Redesign interface dispatch: progress report

Fri Nov 15 09:33:38 UTC 2024

Hi Andrew,

When I investigated this, my main driver really was to solve some bad interactions
between concurrent GC, concurrent code sweeping and the ICStubs of inline caches.

My first stab at this was to flatten all the tables and try to make invocations as fast
as possible so we could remove inline caches altogether, which seemed to play a
central role. It worked but was rather complex and sensitive to startup performance.

In the end I solved my problems by deleting the ICStubs and the sweeper instead. 
With them both gone, I did feel mostly happy about the state of things as all the bad
interactions that motivated my work had been dealt with. But I have wondered if there
was a missed opportunity to make megamorphic calls faster.

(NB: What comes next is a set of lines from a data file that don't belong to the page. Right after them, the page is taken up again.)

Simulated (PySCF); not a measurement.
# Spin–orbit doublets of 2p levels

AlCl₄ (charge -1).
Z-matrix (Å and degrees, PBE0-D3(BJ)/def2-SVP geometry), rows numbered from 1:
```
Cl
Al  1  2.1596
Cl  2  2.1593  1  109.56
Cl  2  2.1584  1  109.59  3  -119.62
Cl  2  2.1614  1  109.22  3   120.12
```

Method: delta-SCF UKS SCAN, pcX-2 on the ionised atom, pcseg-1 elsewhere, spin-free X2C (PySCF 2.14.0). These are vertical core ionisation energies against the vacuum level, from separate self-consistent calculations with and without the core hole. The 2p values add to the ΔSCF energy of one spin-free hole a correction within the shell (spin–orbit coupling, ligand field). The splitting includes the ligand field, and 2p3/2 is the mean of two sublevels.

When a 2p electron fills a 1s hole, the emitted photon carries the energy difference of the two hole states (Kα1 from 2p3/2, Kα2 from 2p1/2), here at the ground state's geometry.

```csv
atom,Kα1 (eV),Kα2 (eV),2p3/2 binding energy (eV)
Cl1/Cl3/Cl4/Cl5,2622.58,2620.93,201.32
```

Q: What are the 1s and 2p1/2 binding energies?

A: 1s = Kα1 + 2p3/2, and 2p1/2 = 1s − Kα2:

So a big thank you to you for picking this up and thoroughly investigating it. The answer
seems to be that there is no such missed opportunity, at this time. To me, your negative
result is very important. I think the key takeaway is that unpredictable call patterns are
going to fundamentally cause performance trouble anyway, making even the most carefully
tuned instruction sequences slow, because of the inherent unpredictability that hardware
can’t cope with very well.

Regarding 32 bit code pointers, I sort of tried that actually. If memory serves right,
I had support for a few more bits than 32, which I borrowed from the selector number
space. This way I could pack selector + code pointer in a 64 bit word still. It was fairly
compact really. But in the end, for megamorphic calls, the inherent unpredictability
is likely to still be painful, in terms of potential for accelerating megamorphic calls.

Thanks,
/Erik

> On 13 Nov 2024, at 15:59, Andrew Haley <aph-open at littlepinkcloud.com> wrote:
> 
> On 11/13/24 01:11, dean.long at oracle.com wrote:
> > This work sounds related to JDK-8221828, which says about interface
> > dispatch:
> >
> > "The proposal for invokeinterface calls is to give each interface
> > method a unique number called "selector", and create a cuckoo-style
> > hash table mapping selectors to code pointers for the concrete
> > implementations of the interface method. The table is embedded
> > straight into the native class. This allows dispatching the majority
> > of the time with one indirect branch and one direct branch (compared
> > to two direct branches for dynamically monomorphic calls today)."
> 
> Thank you for that reference. I discussed this at some length with
> Erik, the author of 8221828, at the time. The work I've been doing is
> a follow-on from his.
> 
> I believe this result is more general than just testing one particular
> way of hashed lookup. Exactly what kind of hashing you do, as long as
> it isn't bad, doesn't matter much. Maybe it would be possible to shave
> a nanosecond in the predictable case, but that's it. Misprediction
> would be always slow. The more complex your hash function is, no
> matter how theoretically good, the harder it is for branch prediction.
> The current linear probe works remarkably well, probably because it is
> very simple.
> 
> 8221828's proposal is similar to what I did, and I believe it would
> have similar performance. For this exercise, I used a small (16-way)
> embedded hash table in the Klass itself, with collisions handled by
> compressed hash tables. With a small number of interface methods we
> get few collisions, so its performance is very similar to any good
> hash table.
> 
> I did consider global numbering, but went for a 64-bit hash function
> based on the full name of the method. Simply using the address of the
> Method as a key would be the same as a global number in its runtime
> complexity.
> 
> The problem with embedding the entire hash table in a Klass is that of
> Klass size. I think it would be possible to compress code pointers to
> 32 bits, and also use 32-bit indexes, which would get that space back.
> But there is more pressure today, because of Liliput, on Klass size.
> 
> Cuckoo hashing is a nice trick, but it has its own problems. To begin
> with, there are two possible table entries for each target. Also,
> Cuckoo needs multiple hash functions and fallbacks for when hashing
> fails, which isn't ideal for a generic hash table like we need here.
> 
> What really matters is predictability, and that is more a function of
> user code. If the target of a megamorphic call really is random,
> that's going to hurt.
> 
> -- 
> Andrew Haley  (he/him)
> Java Platform Lead Engineer
> Red Hat UK Ltd. <https://www.redhat.com>
> https://keybase.io/andrewhaley
> EAC8 43EB D3EF DB98 CC77 2FAD A5CD 6035 332F A671